Hayek said that her lack of comedy roles made her “sad at the time,” but that today she’s able to do whatever genre pleases her. “Now here I am doing every genre, in a time in my life where they told me I would have expired — that the last 20 years I would have been out of business,” Hayek said. “So I’m not sad, I’m not angry; I’m laughing.”

Hayek explained that her starring role in Frida — and the Oscar nominee she received for it — would lead her to landing gigs outside of the “sex appeal” she had been known for with movies like Dusk Till Dawn. “When I was nominated for an Oscar, the types of roles that people offered me did not change at all,” she said. “I really struggled and I thought that was going to change, but no.”

Since Grown Ups, Hayek has been able to score roles in comedy films such as Like a Boss, Sausage Party, and Drunk Parents. She’s also set to star in Magic Mike’s Last Dance with Channing Tatum later this month.
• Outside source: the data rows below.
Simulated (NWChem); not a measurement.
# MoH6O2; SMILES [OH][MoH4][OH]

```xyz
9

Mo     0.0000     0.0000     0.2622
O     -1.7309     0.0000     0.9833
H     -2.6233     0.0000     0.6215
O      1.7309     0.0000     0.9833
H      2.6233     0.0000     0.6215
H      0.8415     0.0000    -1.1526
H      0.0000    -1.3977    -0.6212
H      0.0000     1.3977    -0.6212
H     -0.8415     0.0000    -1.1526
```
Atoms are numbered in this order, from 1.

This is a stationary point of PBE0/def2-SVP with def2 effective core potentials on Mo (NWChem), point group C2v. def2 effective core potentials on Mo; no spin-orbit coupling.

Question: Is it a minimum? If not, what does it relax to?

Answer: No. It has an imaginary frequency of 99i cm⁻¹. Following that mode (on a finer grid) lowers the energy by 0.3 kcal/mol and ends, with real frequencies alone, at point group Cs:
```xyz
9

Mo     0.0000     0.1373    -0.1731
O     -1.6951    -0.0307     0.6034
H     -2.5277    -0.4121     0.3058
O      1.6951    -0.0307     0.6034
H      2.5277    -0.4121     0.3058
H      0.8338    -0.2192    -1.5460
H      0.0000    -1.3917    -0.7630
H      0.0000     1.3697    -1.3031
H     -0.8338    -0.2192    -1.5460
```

Hayek previously opened up about how Harvey Weinstein — who she claims sexually harassed her multiple times — also told her that “the only thing I had going for me was my sex appeal,” Hayek wrote in a New York Times essay.

“The range of his persuasion tactics went from sweet-talking me to that one time when, in an attack of fury, he said the terrifying words, ‘I will kill you, don’t think I can’t,’” Hayek wrote at the time. “In his eyes, I was not an artist. I wasn’t even a person. I was a thing: not a nobody, but a body.”